CODEWITHSUNDEEP
c#asp.net-web-apiasp.net-core
Umair
Umair

Reputation: 3253

Asp.net core not binding post model if invalid property values are present

I am migrating an application from legacy asp.net webapi to asp.net core mvc. I have noticed an issue. For some requests, we send partial or even invalid values in the POST body. And asp.net core is refusing to deserialize it.

E.g. post model

public class PostModel
{
    public int Id { get; set; }

    public Category? Category { get; set; }
}

public enum Category
{
    Public,
    Personal
}

action

[HttpPost]
public async Task<Response> Post([FromBody]PostModel model)
    => this.Service.Execute(model);

for the following sample request

POST /endpoint
{
    id: 3,
    category: "all"
}

The ModelState collection records an error - indicating that all is an invalid category, and the PostModel argument model is null. Is it possible to disable this behaviour and just attempt to bind all properties that are possible from the post body, and ignoring the ones it can't bind? This is how it was done for us in our legacy api and for now, I need to port this across.
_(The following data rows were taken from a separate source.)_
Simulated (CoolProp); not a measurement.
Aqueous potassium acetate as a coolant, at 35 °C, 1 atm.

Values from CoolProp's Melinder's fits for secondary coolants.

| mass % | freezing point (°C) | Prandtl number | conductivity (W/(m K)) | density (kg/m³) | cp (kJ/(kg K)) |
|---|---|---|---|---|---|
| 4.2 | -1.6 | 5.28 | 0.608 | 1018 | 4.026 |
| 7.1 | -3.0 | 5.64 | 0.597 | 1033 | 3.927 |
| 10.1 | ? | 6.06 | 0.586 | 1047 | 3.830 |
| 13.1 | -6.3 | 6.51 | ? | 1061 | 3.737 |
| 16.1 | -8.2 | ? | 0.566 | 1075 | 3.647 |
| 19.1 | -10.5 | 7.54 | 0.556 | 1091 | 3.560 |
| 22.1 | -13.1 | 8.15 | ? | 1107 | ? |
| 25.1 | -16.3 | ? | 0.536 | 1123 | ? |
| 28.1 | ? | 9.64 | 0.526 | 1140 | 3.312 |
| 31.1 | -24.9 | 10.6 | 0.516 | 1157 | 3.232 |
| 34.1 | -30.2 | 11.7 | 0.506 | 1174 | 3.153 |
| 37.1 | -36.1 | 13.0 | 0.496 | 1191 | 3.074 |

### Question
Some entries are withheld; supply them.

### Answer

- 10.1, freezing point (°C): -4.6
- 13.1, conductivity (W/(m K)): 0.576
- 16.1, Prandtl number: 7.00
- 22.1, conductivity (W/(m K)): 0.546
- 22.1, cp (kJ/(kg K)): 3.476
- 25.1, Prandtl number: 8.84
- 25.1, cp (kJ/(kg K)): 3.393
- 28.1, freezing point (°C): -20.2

Disabling the model validation did not help for us. The model argument is still null.

Upvotes: 2

Views: 1941

Answers (3)

Edward
Edward

Reputation: 30056

For FromBody, it will bind the request body to Model by JsonInputFormatter.

For JsonInputFormatter, it will call return InputFormatterResult.Success(model) when there is no error, and call return InputFormatterResult.Failure(); when there is any error. For return InputFormatterResult.Failure();, it will not bind the valid property.

For a solution, you could implement custom formatter to return return InputFormatterResult.Success(model).

  1. Implement custom formatter CustomFormatter based on JsonInputFormatter.

  2. Replace InputFormatterResult.Failure() with InputFormatterResult.Success(model). 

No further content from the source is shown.